Start a Conversation

Unsolved

This post is more than 5 years old

4550

August 31st, 2009 16:00

Why does RP enter "Regulated" role on source during CDP

I have RP 3.1 SP1, using CLARiiON splitter, on six VMWare volumes of 500GB each, each in its own consistancy group. Replicating from a CX4-480 to a CX3-40, journal files are 30GB.

I have not checked "Allow Regulation" in the policies, but several of the CGs are in Regulated mode, and also are sometimes going into high load mode.

I get error reports 4133 Copy regulation has started, and 12034 Writes to storage may have occurred without corresponding writes to RPA. Also ERROR & CLEAR 16034 Writes to storage may have occurred without corresponding writes to RPA. Problem has been corrected.

Can someone explain what's happening?

Thanks,
Dave

2.2K Posts

November 25th, 2009 08:00

I found this post when searching on Powerlink for the same issue that Dave reported. I have four CGs for one SQL database, and yesterday I enabled Image Access (logged), and mounted the replicas on a backup host to perform a backup of the database at our DR site. The backup started when I left and this morning when I checked on the status of RP I noticed that those four groups (and no others) were in 'Regulated' mode even though I do not have that option enabled. After disabling image access (the backup had completed) the 'Regulated' state went away but I then noticed that all the groups were 'undoing writes'. So it appears my DBA wrote the SQL backup file to the Replicas and this caused the CGs to go into a Regulated state?

I could not find much information on the Regulated state and what the impact is to the production hosts or replication. Anyone else experience this?

Aran

117 Posts

November 25th, 2009 19:00

The “Allow regulation” check box under the Consistency Group Protection Policy has nothing to do with a Consistency Group being placed in regulated state. I know this is a bit confusing so let me explain the difference.
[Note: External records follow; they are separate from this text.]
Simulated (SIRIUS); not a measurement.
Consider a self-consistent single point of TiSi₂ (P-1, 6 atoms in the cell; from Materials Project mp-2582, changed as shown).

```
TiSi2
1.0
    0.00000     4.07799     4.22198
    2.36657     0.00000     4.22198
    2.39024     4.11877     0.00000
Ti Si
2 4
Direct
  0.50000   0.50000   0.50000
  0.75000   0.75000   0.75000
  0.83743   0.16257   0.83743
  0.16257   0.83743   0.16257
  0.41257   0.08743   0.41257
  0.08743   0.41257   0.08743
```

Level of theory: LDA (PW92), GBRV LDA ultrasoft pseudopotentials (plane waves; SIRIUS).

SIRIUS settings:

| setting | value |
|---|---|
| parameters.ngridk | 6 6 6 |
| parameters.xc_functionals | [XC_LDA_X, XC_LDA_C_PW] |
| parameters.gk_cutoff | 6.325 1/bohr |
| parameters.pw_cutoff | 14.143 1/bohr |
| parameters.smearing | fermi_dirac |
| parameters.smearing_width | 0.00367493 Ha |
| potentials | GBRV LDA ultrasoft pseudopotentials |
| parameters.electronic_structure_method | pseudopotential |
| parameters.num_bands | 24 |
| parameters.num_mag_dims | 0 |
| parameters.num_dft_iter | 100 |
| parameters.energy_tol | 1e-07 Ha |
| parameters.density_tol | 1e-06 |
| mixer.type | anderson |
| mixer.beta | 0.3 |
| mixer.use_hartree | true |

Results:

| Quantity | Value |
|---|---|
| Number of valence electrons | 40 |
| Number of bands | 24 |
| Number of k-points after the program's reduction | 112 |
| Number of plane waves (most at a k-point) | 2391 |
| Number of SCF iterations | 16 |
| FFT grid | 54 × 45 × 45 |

The “Allow Regulation” Check box in the policy tells RecoverPoint that in the event that RecoverPoint cannot replicate the data being changed on the LUNS in a consistency group, do not allow the host to continue , i.e no acknowledgement of the write completion unless RecoverPoint has recorded the change.   We typically do not recommend this setting and it is there for customer that would rather impact application performance rather than have the possibility of replication lag due to bandwidth constraints of some component in the replication infrastructure.

In RP 3.1 we introduced a protection mechanism called Control action regulation. In the rare case a consistency group copy is going in and out or states (highload, paused, init, active , back to highload) or otherwise operating improperly in the system and with the potential of impacting other consistency groups, the copy will be placed in “Regulated state”, in which the system will protect itself by not taking any control action for the copy for 24 hours. This feature helps limit the adverse affect of the copy operating improperly effecting other copies.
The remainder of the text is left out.